The local governor, who was once a prison employee, told reporters that an inmate called her moments before the blaze broke out and screamed: I will set this place on fire, and we are all going to die!
Comayagua Gov. Paola Castro said she called the Red Cross and fire brigade immediately after receiving the call late Tuesday night. But firefighters said they were kept outside for half an hour by guards who fired their guns in the air, thinking they had a riot or a breakout on their hands.
Officials have long had little control over conditions inside many Honduran prisons, where inmates have largely unfettered access to cellphones and other contraband.
Survivors told investigators the unidentified inmate set fire to his bedding in the farm prison in the central town of Comayagua, 53 miles north of Tegucigalpa. The lockup housed people convicted of serious crimes such as homicide and armed robbery, but also those who had yet to be tried.
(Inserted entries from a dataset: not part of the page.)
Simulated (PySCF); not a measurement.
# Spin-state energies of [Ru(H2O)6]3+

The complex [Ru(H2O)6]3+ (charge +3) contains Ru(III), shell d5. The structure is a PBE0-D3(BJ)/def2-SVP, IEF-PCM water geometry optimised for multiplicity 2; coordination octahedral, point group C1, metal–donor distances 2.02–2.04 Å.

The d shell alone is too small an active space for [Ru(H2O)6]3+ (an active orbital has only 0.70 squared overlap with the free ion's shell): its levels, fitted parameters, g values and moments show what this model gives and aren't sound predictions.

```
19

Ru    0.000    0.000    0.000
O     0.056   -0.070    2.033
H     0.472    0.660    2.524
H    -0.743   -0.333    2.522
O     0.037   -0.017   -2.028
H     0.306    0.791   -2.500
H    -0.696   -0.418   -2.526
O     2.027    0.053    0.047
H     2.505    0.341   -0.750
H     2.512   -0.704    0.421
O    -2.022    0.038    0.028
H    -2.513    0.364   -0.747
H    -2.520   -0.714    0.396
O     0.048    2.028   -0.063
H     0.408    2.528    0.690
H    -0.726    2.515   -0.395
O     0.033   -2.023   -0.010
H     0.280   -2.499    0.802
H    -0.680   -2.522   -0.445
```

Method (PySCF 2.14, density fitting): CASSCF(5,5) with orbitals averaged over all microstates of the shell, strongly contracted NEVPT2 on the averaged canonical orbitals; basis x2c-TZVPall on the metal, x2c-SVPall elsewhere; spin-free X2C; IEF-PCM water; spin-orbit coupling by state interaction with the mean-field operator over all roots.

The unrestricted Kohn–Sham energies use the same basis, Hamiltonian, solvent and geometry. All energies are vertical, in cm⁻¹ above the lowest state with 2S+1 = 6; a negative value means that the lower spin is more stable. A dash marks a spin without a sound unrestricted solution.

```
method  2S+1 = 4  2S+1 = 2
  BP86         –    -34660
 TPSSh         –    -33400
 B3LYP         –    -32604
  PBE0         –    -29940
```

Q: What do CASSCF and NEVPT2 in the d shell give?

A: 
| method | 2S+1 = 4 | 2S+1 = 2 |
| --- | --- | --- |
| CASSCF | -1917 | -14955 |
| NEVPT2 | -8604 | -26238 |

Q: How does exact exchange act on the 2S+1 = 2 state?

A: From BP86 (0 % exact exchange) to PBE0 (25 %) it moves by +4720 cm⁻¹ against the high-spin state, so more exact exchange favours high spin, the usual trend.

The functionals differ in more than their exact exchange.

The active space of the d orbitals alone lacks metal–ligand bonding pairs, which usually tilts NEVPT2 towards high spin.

The blaze spread within minutes, killing inmates in their locked barracks.
We couldnt get them out because we didnt have the keys and couldnt find the guards who had them, Comayagua fire department spokesman Josue Garcia said.
With 856 prisoners packed into barracks, the prison was at double capacity, said Supreme Court Justice Richard Ordonez, who is leading the investigation. There were only 12 guards on duty when the fire broke out, state prosecutor German Enamorado said.
Ordonez said the fire started in a barracks where 105 prisoners were bunked, and only four of them survived. About 115 bodies had been sent Wednesday to the morgue in Tegucigalpa.
Other prisoners were set free by guards but died from the flames or smoke as they tried to flee into the fields surrounding the facility, where prisoners grew corn and beans on a state-run farm.
Survivors told grim tales of climbing walls to break the sheet-metal roofing and escape, only to see prisoners in other cellblocks being burned alive.
I only saw flames, and when we got out, they were being burned, up against the bars, they were stuck to them, said Eladio Chicas, 40, who was in his 15th year of a 39-year sentence. It was something horrible, he said as he was led away by police, handcuffed, to testify before a local court about what he saw. This is a nightmare.
Ordonez said the inmates bodies were found piled up in the prisons bathrooms, where they apparently fled to turn on the showers and hope the water would save them from the blistering flames.
Instead, their bodies were found stacked like cordwood, burnt to cinders.
Prisoners perished clutching each other in bathtubs and curled up in laundry sinks.
Ordonez said others were found stuck to the metal roofing, their burned bodies fused to the metal.
We were awoken by the flames and screams, said homicide suspect Selbim Adonay, 18, one of the prisons many inmates awaiting trial. He wore a dust mask and handcuffs, his jeans torn. We couldnt do anything because we were locked up.
Comayagua was built in the 1940s for 400 inmates.
Unlike U.S. prisons, where locks can be released automatically in an emergency, Honduran prisons are infamous for being old, overcrowded hotbeds of conflict and crime.
National prison system director Danilo Orellana defended the guards decision to keep firefighters out as flames lit up the night sky.
The guards first thought they had a prison break, so they followed the law saying no one could enter to prevent unnecessary deaths, he said.